ANSELM KIEFER - ARTIST PRESENTATION

Updated: May 28, 2019

I chose to do my artist presentation on Anselm Kiefer. I have been a fan of his work for some years so getting to see it in person in March 2017 was a really breathtaking experience and I wanted to share that with my classmates.

Photograph I took at Anslem Kiefer's "The Seven Heavenly Palaces" exhibition in Milan, March 2017

 

Anselm Kiefer is a German artist, currently 74 years of age. He primarily creates work by painting and sculpting. He makes dense, coagulated paintings, layered with materials from wire cages to sunflower seeds to children’s clothes. His works are characterised by an unflinching willingness to confront his culture's dark past, and unrealised potential, in works that are often done on a large, confrontational scale well suited to the subjects. He is the son of an art teacher and his father was an officer in the Wehrmacht - the unified armed forces of Nazi Germany. His childhood was not exactly typical. He was born into a Catholic family in Donaueschingen, a pretty town in the Black Forest. His mother gave birth to him in the cellar on the 8th March 1945 - just two months before Hitler’s suicide and the unofficial end of the second world war (in May 1945). They had to put wax in his ears to block out the noise of the bombings. As a young child without any toys he would play in the rubble and ruin of their bombed house, building houses from the scattered bricks. Perhaps it was this that gave him his penchant for ruination. His works often invoke a sense of detritus, incorporating materials such as straw, ash, clay, chalk, sand, dirt and lead.
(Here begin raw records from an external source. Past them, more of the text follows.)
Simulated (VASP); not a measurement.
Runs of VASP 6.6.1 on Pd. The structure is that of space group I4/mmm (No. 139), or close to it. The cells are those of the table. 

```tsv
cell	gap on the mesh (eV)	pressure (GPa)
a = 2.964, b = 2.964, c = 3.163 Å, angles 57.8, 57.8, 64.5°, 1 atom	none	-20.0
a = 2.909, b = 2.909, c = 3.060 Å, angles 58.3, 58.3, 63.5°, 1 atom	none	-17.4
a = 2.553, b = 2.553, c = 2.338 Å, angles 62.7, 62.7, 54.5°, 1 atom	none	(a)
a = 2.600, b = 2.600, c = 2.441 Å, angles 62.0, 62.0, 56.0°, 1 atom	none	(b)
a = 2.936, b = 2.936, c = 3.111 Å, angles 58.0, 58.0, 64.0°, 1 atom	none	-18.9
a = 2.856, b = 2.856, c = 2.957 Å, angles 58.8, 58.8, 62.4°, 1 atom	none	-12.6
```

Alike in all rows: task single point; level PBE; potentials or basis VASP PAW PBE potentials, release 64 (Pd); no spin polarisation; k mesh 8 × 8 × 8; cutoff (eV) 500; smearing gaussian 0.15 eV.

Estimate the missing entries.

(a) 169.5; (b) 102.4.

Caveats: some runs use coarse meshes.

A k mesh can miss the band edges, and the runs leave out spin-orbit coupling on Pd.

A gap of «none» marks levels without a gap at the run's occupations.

After graduating high school in 1965 he attended the University of Freiburg, studying pre-law and Romance languages, but after 3 semesters he switched to Art, frequenting the art academies of Freiburg, Karlsruhe and Düsseldorf. In Karlsruhe, he studied under Peter Dreher, an important German realist and figurative painter. In 1969, aged 25, Kiefer received an Art degree and became known in the world of photography for staging a series of actions called Besetzungen [Occupations], in which he had himself photographed doing the Nazi salute at various European monuments. His aim was to wake up people’s consciences by insisting that Nazism was not dead but simply hiding in the shadows. «À l'école, le sujet était évoqué pendant deux semaines. À la maison, on ne l'évoquait pas». He recalls that they never spoke about it at home at during his brief stint as a pre-law student they discussed it for just a period of two weeks. In 1971 Kiefer moved to Hornbach, in southwestern Germany, where he established a studio. His output during this first creative time was known as The German Years. In 1992 he relocated to France and has lived and worked there since.

A slide from my presentation which includes photos I took myself at the exhibition in Milan, March 2017

In his entire body of work, Kiefer argues with the past and addresses taboo and controversial issues from recent history. Themes from Nazi rule and the horror of the Holocaust are particularly reflected in his work, (as well as spiritual concepts of Kabbalah); for instance, the painting "Margarethe" (oil and straw on canvas) was inspired by Paul Celan's well-known poem "Todesfuge" ("Death Fugue"). Celan was a Romanian Jew whose parents were murdered in the Holocaust. After the war he went on writing in German, “In the language of the killers”, says Kiefer.


Some would consider him a 21st Century multimedia artist, despite the fact that he has done most of his work in the 20th century. Books are a recurring symbol in his work and it is also characteristic of his work to find signatures and/or names of people of historical importance, legendary figures or historical places. All of these are encoded sigils through which Kiefer seeks to process the past; this has resulted in his work being linked with the movements New Symbolism and Neo–Expressionism.